UK house prices go through the roof despite end of stamp duty holiday

The property market showed little sign of slowing down after the end of the stamp duty holiday, as prices hit a fresh record high last month, a survey has found.

The average UK property changed hands at a record £272,992 in November, up 1 per cent on October, according to the Halifax house price index.

Sales prices grew at an annualised rate of 8.2 per cent last month, the same pace of growth as in October. The 3.4 per cent quarterly rise was the highest since the 

The typical home is now almost £13,000 more expensive than it was in June, and has risen in value by £33,816 since the first lockdown in March last year.

Wales remains by far the strongest-performing nation or region in the UK, with annual house price inflation of 14.8 per cent. London continues to lag the rest of the UK, with the cost of a home up only 1.1 per cent year-on-year.

continued surge in the housing market has confounded expectations as the property industry had braced itself for a slowdown after the government phased out a generous tax break.

The market has been buoyant since the summer of 2020 when the Treasury said the first £500,000 of any property purchase would be tax-free. The stamp duty relief was extended until the end of June, when it was halved to £250,000. In October, the threshold returned to £125,000.

The market has been further buoyed by the flight from city centres, with many people seeking larger properties with more outside space. Transaction levels have already surpassed last year’s figures and are close to the volumes seen in 2007 before the global financial crisis struck.

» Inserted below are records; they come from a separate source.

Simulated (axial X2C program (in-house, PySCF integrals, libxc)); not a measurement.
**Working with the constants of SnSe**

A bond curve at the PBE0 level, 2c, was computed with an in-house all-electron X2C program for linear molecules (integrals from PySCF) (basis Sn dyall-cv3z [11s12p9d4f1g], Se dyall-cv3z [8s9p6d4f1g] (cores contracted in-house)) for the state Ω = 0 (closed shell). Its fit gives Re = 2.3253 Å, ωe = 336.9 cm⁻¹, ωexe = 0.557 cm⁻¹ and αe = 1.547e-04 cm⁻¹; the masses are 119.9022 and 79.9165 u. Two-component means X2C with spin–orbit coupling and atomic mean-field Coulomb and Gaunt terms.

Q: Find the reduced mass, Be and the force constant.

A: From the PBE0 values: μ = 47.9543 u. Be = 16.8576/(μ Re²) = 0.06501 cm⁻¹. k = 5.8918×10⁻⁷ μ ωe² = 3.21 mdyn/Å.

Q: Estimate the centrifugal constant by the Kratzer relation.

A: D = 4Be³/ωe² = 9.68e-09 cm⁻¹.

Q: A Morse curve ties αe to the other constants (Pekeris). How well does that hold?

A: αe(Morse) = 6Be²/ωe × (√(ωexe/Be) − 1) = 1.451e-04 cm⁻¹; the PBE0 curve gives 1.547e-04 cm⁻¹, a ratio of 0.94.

The Halifax said the price growth had been fuelled by a shortage of available properties, a strong labour market, and fierce competition among mortgage lenders keeping interest rates close to historic lows. Russell Galley, managing director at the Halifax, said first-time buyers were also driving up prices and had paid 9.1 per cent more for their properties, compared with 8.8 per cent for existing homeowners on the move.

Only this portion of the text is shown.